This is a brief introduction to the sounds of Levantine Arabic. Naturally, a dialect area stretching across four countries in a region known for its linguistic diversity has far more variation than could ever be captured in an article of 2,000 words, so we will be focusing on the dialects spoken by the educated inhabitants of the four capital cities: Damascus, Beirut, Amman and Jerusalem. For ‘Syrian’, read ‘Damascene’; for ‘Lebanese’, read Beiruti.

It is tempting when learning dialect to treat it as a simple sound-substitution game from MSA. This is certainly how we were taught when I had my first dialect classes many years ago: take an MSA sentence, change q to a glottal stop, say biddi for I want and hey presto, you’re speaking dialect. If this article does nothing else, I hope that it demonstrates that the sound system of Levantine – just like its grammar and its lexicon – cannot be straightforwardly derived from MSA, but has to be taken seriously as an independent entity.

A note on inherited vocabulary and MSA loans

The point about sound-substitution aside, it is obviously true that many dialect words show clear correspondences to MSA words, and this can help with learning them. It is also helpful to understand these correspondences, insofar as they exist, because the general habit of writing dialect words as if they were MSA (in particular spelling the various different pronunciations of ق identically) means that words that are pronounced differently are often spelled similarly.

For the dialect equivalents of MSA words that in MSA have the letters ق ث ذ ظ there are two broad categories. One category retains or approximates the MSA pronunciation (q and θ/∂/∂̣ or s/z/ẓ). The other has a ‘simplified’ pronunciation characteristic of dialect (a glottal stop, t/d/ḍ). These two groups are often labelled ‘MSA loans’ and ‘inherited vocabulary’ respectively. The assumption here is that the words in the latter category (which include core vocabulary like numbers, ‘take’, ‘midday’ etc) are the product of the natural process of sound change while the former have been ‘reborrowed’ more recently from the written language.

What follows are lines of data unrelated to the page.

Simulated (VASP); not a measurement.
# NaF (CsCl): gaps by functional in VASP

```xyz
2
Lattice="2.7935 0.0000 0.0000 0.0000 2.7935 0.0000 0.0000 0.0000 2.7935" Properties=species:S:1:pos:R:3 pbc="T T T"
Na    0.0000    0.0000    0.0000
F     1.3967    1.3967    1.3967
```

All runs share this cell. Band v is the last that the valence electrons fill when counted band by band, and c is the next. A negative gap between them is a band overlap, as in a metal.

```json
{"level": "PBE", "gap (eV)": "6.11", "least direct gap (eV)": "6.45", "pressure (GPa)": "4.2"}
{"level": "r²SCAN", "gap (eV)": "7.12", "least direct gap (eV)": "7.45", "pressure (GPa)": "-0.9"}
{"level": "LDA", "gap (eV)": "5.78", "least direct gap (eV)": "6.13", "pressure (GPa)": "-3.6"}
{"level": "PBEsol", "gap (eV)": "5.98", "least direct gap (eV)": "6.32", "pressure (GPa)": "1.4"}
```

This is a useful rule of thumb, because it is true that most higher-register words (which in English are often of Latin or French origin) use the MSA pronunciation. Unfortunately, many everyday words also fall into this category (just as English’s French vocabulary includes not only ‘regal’ and ‘impeachment’ but also ‘because’ and ‘just’), and these simply have to be learned.

Consonants

All four dialects of Levantine Arabic have more or less the same basic set of consonants: /b t d k g h ḥ ʕ ʔ q f v ḵ ġ m n l r s z š j ṭ ḍ ṣ ẓ ḷ/ (ʕ and ʔ, for those less familiar with the International Phonetic Alphabet, are respectively ع and a glottal stop). If you’ve studied MSA, these sounds are all probably familiar to you.

The consonants written with ق are worth talking about in slightly more detail. The pronunciation of this letter is one of the most famous shibboleths distinguishing different Arabic dialects from one another.

It is also worth briefly talking about the letters ث ذ ظ. In MSA these letters are pronounced similarly to the English sounds in ‘thin’ and ‘the’ respectively, with ظ the emphatic version of ذ. These sounds (‘interdental’, because they are made between the teeth) are not used by many Levantine speakers (and some speakers, especially NL speakers, cannot even produce them).

Vowels

While the consonant systems of all four Levantine dialects are similar, the same cannot be said for the vowel system. Most dialects have five vowels /a e i o u/, which can all be short or long /ā ē ī ō ū/, as well as two diphthongs /ai au/. But the exact distributions and pronunciations of these sounds differ considerably between dialects.

Short /u/ and short /i/ are particularly tricky because they behave very differently in different dialects:

The sounds ē and ō are equivalent to MSA /ai/ and /au/ in many words: بيت bēt ‘house’; دور dōr ‘turn’. Higher register words, however, tend to keep their diphthongs: بيروت beyrūt ‘Beirut’; ثورة θawra ‘revolution’. Note that in open syllables, many Lebanese speakers have diphthongs even in lower-register words: بيتك baytak ‘your house’ هوني hawni ‘here’ (compare S بيتك bētak and هونه hōne).

Consonant clusters and the helping vowel

The ‘helping vowel’ (written here in superscript: ضرب ḍareb) is used to avoid having to pronounce difficult consonant clusters. It goes without saying that ‘difficult’ here is subjective – what native speakers of Syrian Arabic find hard to pronounce would not necessarily present any difficulty to a speaker of Czech (or even of Moroccan Arabic). Since there are too many possible clusters to list here, you will have to develop an intuition for these yourself.

When words are pronounced on their own, Levantine Arabic permits far more word-initial and word-internal consonant clusters than does MSA: انجليزي inglīzi ‘English’; كلاب klāb ‘dogs’; شربت šribet ‘I drank’. Sometimes a helping vowel may be used before the first consonant in order to make a cluster easier to pronounce: كتاب iktāb  ‘book’. At the same time, many word-final clusters that are permissible in MSA are commonly broken up in Levantine: شرب šireb ‘drinking’; مصر maṣer ‘Egypt’; أخدت 2aḵadet ‘I took’. Some final clusters are broken up by almost all speakers, while some are less common, with NL speakers generally being more likely to break up clusters than SL speakers.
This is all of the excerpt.